While winning, and winning often, packs stadiums more than anything else, the cost and simplicity of the ticket process is a major determining factor in the level of attendance at athletic events, especially for students. Boston College's men's basketball team has struggled over the season with poor attendance at home games. Though many would say the final score is a reason for not attending, it is important to note how BC's ticket process differs from other schools', in both cost and functionality.

The total cost of season tickets for all three revenue sports at BC amounts to $300: $120 for football and $90 each for men's hockey and basketball. Student season ticket holders pay $20 per game for six home football games, $7.50 per game for men's basketball's 12 home games, and $8.18 per game for the 11 men's hockey home games. Students with season tickets end up saving more than 50 percent compared to what the public pays, while individual student tickets are priced right at the 50 percent off mark. These types of discounts have led to solid student attendance for the successful men's hockey squad.

"2,100 students attending hockey games is fantastic for us when you look at 25 percent of our building being students," said James DiLoreto, the associate athletic director of external operations.
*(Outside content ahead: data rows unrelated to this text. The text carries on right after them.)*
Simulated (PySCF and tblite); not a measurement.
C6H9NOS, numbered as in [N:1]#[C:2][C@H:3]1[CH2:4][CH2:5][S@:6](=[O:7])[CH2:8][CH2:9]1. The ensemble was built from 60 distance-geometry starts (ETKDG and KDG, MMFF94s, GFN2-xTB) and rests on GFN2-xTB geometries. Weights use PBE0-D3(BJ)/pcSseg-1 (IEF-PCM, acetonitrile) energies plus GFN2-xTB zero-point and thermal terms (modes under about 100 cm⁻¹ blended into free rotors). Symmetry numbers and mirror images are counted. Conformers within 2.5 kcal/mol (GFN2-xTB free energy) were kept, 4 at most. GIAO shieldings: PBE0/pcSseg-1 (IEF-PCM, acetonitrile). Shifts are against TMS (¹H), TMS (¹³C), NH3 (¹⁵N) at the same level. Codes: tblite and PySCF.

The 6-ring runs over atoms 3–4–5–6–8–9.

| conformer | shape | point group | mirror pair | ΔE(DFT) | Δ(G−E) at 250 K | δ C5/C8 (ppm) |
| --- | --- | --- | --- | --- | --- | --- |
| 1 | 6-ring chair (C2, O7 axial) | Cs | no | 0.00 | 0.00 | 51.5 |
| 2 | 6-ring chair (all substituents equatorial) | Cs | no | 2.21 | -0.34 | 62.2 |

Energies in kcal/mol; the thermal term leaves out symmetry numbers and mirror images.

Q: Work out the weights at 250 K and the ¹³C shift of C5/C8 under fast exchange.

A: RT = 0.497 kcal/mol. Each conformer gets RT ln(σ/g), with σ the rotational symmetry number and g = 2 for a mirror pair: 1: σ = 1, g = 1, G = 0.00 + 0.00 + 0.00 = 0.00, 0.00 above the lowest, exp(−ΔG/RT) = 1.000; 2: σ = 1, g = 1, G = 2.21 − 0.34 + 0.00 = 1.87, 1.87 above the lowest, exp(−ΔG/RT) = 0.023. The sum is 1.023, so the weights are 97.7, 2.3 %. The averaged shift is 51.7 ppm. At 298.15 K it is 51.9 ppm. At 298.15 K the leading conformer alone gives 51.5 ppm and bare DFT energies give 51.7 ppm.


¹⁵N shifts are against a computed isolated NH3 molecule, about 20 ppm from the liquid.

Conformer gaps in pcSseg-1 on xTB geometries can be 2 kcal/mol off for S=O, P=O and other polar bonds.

While the top-ranked Eagles hockey team has not had trouble drawing a crowd, the student section in Conte Forum for men's basketball is often relatively small during this rebuilding season. On the other hand, although the football team finished with a 4-8 record, DiLoreto was pleased with the attendance in Alumni Stadium last fall.

"If you look at the percentage of students who attend our football games, at about 6,000 students in the Superfan area versus the overall student body being close to 10,000, that's 60 percent of your student body attending a game," DiLoreto said. "I'd put that percentage of the student body against anybody in the country from a support standpoint."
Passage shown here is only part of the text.